Like the seven dwarves, the people of mediaeval Goslar went to the nearby mountain to work in its mine. They found silver ore and the city became so rich that an imperial palace was built there. The people lived in an array of half-timbered or tiled houses that draw photographers to this day. It would have been an ideal setting for the famous faiy tale.
The Altstadt, or old city, is surrounded by modern development now. On one side runs a small river, protected by the city wall. Any modern housing is beyond a ring road. Traffic is permitted in much of the Altstadt but is no danger to pedestrians because of a speed limit and the sound made on the cobbled streets. This is just as well because the footpaths are often narrow or non-existent.
We stayed not far from the Siemens house, where the influential industrial family had its origin. This might be called the giant in contrast to the dwarves. In at least two places a slab of rock is mounted, to show the silver ore. One is close to the tourist information centre in the market square. The other is beside what may been the miners’ church on the way to the mountain.

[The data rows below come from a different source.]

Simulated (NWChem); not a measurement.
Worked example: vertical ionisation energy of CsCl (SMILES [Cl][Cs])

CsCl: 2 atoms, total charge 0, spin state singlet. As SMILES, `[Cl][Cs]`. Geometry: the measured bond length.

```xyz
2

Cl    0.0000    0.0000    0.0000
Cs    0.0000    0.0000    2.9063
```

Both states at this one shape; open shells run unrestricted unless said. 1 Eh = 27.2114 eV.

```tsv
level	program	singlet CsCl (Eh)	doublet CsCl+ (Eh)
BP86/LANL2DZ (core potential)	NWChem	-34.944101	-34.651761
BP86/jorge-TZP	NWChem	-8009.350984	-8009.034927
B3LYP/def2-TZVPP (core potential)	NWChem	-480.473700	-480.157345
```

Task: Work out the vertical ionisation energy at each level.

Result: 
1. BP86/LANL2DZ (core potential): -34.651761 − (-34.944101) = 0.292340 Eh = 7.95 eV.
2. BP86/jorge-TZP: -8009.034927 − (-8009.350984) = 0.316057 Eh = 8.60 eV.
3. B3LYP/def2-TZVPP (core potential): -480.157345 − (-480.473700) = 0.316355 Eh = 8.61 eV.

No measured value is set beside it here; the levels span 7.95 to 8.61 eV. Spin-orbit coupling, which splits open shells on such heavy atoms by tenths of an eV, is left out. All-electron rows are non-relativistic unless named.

The market square has an amazing array of buildings, some now hotels or restaurants. A market hall resembles the more rustic one in Thaxted. It has an ornate external staircase leading to a balcony. Opposite is a building with sculptures of mediaeval worthies on its exterior.
Arriving on the Saturday after the aurumn equinox we found festivities in full swing. These were mainly for children but adults had music to enjoy and, of course, refreshments of all kinds. A great feature seems to be ice cream: several venues in the square or nearby were ice cafes. No one suffered from the competition, however. Waffles or pancakes seemed to be the chief accompaniment.
If all this seems quaint it should be noted that Goslar has an array of smart shops and is still a busy town, almost in spite of the tourists. It is peaceful and well worth a week’s holiday. We travelled by train on an Interrail ticket and the journey from Berlin took just under two hours.
Selecting photos was the most difficult part: beginning with what might serve as the wicked stepmother’s palace my offerings are a street corner beside the Siemens house, the balcony at the market hall, a couple of statues on a restaurant wall and Bergstrasse, the road to (in this case from) the mountain.